Dear Ole’ Friend,
I watched you burn yesterday. On Twitter. From the many people that took video standing in the streets in disbelief. I watched with horror, with them, as I saw the flames claw through your roof, take down your steeple, and rampage through the interior. It hurt to watch. And the ache won’t go away.
So, I thought I’d write a love letter. Of the memories coming back to me as I lived in Paris so many years ago. When you, Notre Dame de Paris, were my refuge from the world and brought peace of mind when I needed it.
You’re so much more than an archive of history, though that is one part of you that is important to remember. So many events have taken place within your walls. Mary Queen of Scots married Francis II inside of you. Napoleon crowned himself under your roof, and the relics of the Crusades rested as treasures of the church in your care. I remember looking at them for the first time in “ahh”.
In 1992, I lived in Paris for three months through a local college’s Paris abroad program. It was the experience of a life time. In the beginning, I would go and visit you, whenever I had the chance, just to remind myself I was living in Paris. But later, as the novelty wore off and I was starting to even get a Parisian accent (I’ve been told my French has that quality to it), I started to visit just for the peace of mind. To think. To walk around and go through the arches, sit at the pews for the quiet. I would get out of the constant stream of tourists, and sit in the middle, with my thoughts. Yes, even prayed sometimes, since I was a young girl of twenty-six on my own in the world at the time.

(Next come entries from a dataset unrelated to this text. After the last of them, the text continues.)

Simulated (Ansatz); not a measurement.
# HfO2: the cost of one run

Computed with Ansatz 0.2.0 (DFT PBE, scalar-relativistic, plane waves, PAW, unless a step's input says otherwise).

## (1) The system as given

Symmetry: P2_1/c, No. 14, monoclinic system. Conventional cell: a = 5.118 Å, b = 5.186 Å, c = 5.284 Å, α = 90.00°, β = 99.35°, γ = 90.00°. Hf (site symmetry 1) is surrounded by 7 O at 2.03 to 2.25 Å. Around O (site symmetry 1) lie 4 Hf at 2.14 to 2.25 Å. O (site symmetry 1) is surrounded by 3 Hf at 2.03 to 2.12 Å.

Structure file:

My favorite place was near the altar of Mary, near the center of the dais nearer to the South Rose Window, where the statue of her stood. There was something special about praying to Mary, as if she wasn’t just the mother of Christ, but of us all. I wonder if the statue of Mary survived. There were reports of the artifacts being saved, the Piece of the Cross, the Crown of Thorns, many of the paintings being carried out to safety. I hope they were able to save her too.
I’d light candles for loved ones that had passed, always making sure I’d give an offering. And it was in francs, because it was before the euro. I do miss the huge amount of yellow coins, centiemes, that you’d end up with after spending francs. It was the French version of pennies. Using Euros around Europe doesn’t feel the same. I liked how different money systems gave Europe character.
I’d go to the free organ concerts. They were the perfect price for a student. I remember sitting on one of your tall pillars, finding the only seat to be on the base. The hard, stone giving no cushion as I sat. But the thought of the hundreds and thousands of people that had maybe passed and been by this pillar. In that moment, I could hear the organ music, gothic and booming through the cathedral, as it should be. As it was written for. The sound of trumpets of angels, and sometimes maybe even like God himself, booming back through the arched stone ceilings above me.
I saw you last around 2010. I walked through the corridors, looked at your windows. I took the side view picture of your expanse across the Seine, and the obligatory tourist shot outside. The light was perfect, with a recent renovation having cleaned the whole of the towers. They were spectacular. I didn’t know it was going to be our last meeting. I wish I had spent more time inside.
But the news is that your structure was saved. You will be rebuilt. Like a phoenix, you will rise from the ashes of the medieval construction that doomed you today. A new forest will be cut and fitted into place. A new roof will be raised. The stones will be cleaned, renewed and repaired so you will rise again with a new spire to reach for the heavens. But for now, we will miss you. Miss you until you open for the masses again.
I hope I am able to make a trip in ten or twenty years and hear on the tour about the fire of 2019, that destroyed much of the interior. I’ll remember the music from the organ. The hard stone of the pillar. Hopefully, there will be a new Mary statue to look at as I sit on a pew, and be glad that you are back to your glory, restored for others to visit again.
Good bye my old friend, for now. I’ll know that you’ll welcome other new students that are abroad to enjoy the peace, serenity and history that is within your walls. Soon. Soon. All we have to do now is wait. Until then my friend Notre Dame de Paris. Adieu.